The second-consecutive disappointing monthly jobs report put a damper over markets Friday morning. But there are some positive signs.
One is that both March and April job figures were revised higher, by a total of 53,000 jobs. Had there been no revisions to past months, the report for May would have shown a gain of 168,000 jobs, a bit better than the consensus forecast. Instead, the reported rise is 115,000, which is the lowest gain since October.
The revisions have been consistently positive in recent months, and that in itself is a sign of relative economic strength. (The source of the revisions is late responses by companies to the Labor Department survey. The department at first estimates numbers for the missing companies, and it appears those early estimates have been too low.)
Still, this does start to raise fears of another spring and summer slowdown, as happened in 2010 and 2011. At some point, you have to wonder if what is going on here is less economic volatility and more bad seasonal adjustments. With fewer people being hired or fired than in normal economic times, the adjustments may make some months look better than they are, and others worse.
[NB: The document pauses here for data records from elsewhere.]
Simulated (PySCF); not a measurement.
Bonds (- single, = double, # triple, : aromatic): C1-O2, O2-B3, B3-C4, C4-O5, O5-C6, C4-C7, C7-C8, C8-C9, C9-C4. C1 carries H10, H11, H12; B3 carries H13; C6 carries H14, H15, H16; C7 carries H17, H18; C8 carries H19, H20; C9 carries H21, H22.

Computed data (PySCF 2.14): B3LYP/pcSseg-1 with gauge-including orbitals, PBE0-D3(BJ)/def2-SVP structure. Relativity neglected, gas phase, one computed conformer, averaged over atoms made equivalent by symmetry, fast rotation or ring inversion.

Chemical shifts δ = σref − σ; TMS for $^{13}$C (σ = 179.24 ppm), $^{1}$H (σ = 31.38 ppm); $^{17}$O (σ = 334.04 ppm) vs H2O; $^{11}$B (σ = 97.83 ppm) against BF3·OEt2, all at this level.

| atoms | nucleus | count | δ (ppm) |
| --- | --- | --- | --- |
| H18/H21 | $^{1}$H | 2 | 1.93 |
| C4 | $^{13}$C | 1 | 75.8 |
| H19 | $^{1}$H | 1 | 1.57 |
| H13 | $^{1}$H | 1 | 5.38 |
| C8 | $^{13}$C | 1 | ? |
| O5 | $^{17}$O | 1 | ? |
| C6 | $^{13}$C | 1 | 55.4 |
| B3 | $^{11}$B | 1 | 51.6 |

The household survey, which is the source of the unemployment figures, shows a large decline in the work force, and a decline in the number of people with jobs. That could indicate a lot more discouraged workers. Or it could be a reflection of the much greater volatility in that survey. It had been looking better than the establishment survey, and even with this report the household survey says there were 2.2 million more people with jobs in April than in the same month of 2011, while the establishment survey says there are 1.8 million more jobs.
Within the household survey, the number of people out of work because they lost their last job — as opposed to people who quit or who have entered the labor force — continues to decline. So does the number of long-term unemployed workers.
Over all, this report indicates the job market is getting better, but at a slower rate than had appeared to be the case a few months ago.